When my parents entered their eighties they found Christmas shopping for seventeen great-grandchildren, ten grandchildren and their spouses, four daughters and their spouses and other assorted relatives and friends, a burden in terms of time, money, and energy. They reluctantly made the decision that family traditions must change. The decision was a difficult one for them and it led to much discussion in our family about Christmas gifts and traditions. I was surprised to realize that I could remember no more than two or three special Christmas gifts. None of these gifts have had any major impact on my life. It was then that I realized that the best gifts my parents ever gave me were never wrapped or put under the tree.
My parents gave me stability. They celebrated more than 60 years of marriage. My friends as I grew up, were the children of their childhood friends. My teachers had been their teachers. The children I went to first grade with were the ones with whom I finished high school. We lived in the same house for most of my life. Easter, Thanksgiving and Christmas all had their traditions and they were repeated every year – year after year. Dull maybe, but reassuring to a child.
My parents gave me a childhood. I was not allowed to grow up too soon or too fast. I didn’t have the latest curfew, they always expected to know where I was and who I was with, and I wasn’t the first in my neighborhood to get high heels. My parents took responsibility for the decisions I had neither the maturity nor judgment to make like bedtimes, diet, and expected behaviors. At the same time, they firmly held me accountable for appropriate responsibilities like homework, household chores, and keeping track of my mittens. Excuses like “I’m too little” or “Everybody else does” didn’t cut much ice with them.

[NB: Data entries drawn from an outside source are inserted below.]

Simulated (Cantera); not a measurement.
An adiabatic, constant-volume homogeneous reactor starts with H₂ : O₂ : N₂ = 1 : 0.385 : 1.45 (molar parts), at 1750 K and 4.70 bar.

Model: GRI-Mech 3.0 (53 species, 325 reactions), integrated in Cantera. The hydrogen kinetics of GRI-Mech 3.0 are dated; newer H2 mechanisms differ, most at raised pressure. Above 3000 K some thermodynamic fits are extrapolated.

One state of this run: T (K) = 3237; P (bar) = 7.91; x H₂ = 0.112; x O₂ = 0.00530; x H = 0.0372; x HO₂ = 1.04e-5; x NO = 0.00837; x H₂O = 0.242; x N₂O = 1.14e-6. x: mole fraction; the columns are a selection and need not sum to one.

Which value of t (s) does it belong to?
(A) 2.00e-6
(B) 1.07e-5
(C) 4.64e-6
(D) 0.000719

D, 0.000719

My parents taught me how to be independent and self-sufficient. My father built the house we lived in. My mother made all the clothes we wore. She would take a few scraps of this and that and make me a dress that was the envy of my friends. When I was nine, my mother helped me sew a skirt; when my daughters married I was able to make their wedding gowns. Because I was a girl, my father never really set out to teach me carpentry, but I watched while he worked and I think my toy shelves turn out quite nicely.
My parents made music a part of my life. Some of my earliest memories are of my father singing to me. Even when it was a financial hardship, my mother saw that I took piano lessons and grimly insisted that I practice half an hour every day. Band, chorus and the church choir were important activities as I was growing up. I am not a virtuoso but music provides me with relief from stress in my life and I can make enough music to write a song to teach children about shapes or entertain my grandchildren.
My parents gave me a respect for learning and a love of reading. My mother never missed a parent-teacher conference. My parents read to me, but even more importantly they read in front of me. My father would get so engrossed in his books that the world could shatter around him and he was oblivious. Little wonder that I grew up thinking of reading and learning as enjoyable, rewarding, and admirable pursuits. As an adult, I read for knowledge and I read for pleasure. No matter how rushed I am – no matter how tough the problems are, give me a book, and like my father I can “clock out” of the world for just a little while, and return to my responsibilities with new solutions and renewed energy.
The list could go on and on, a love of laughter and the ability to see the humor in a difficult situation, high expectations for moral behavior and the internal controls to choose right over wrong, a strong sense of family and tradition, and many others.
Just in case you are thinking, “Yeah, right!” Let me assure you that it is only in looking backwards in time, that I appreciate my parents’ gifts to me. As I was growing up I thought they were the meanest parents on the block – old fogies who didn’t understand. I dawdled at my homework and stuffed my dirty socks under the bed. I sulked and cried and tried to sneak out to an unapproved slumber party. There were times, I’m sure, when they shook their heads and wondered if they were doing anything right and if I would ever amount to anything. The best gift is that they stuck to their guns and kept on loving me and insisting that I measure up. In the end our adult relationship is better than the fanciest battery-powered Barbie car ever manufactured.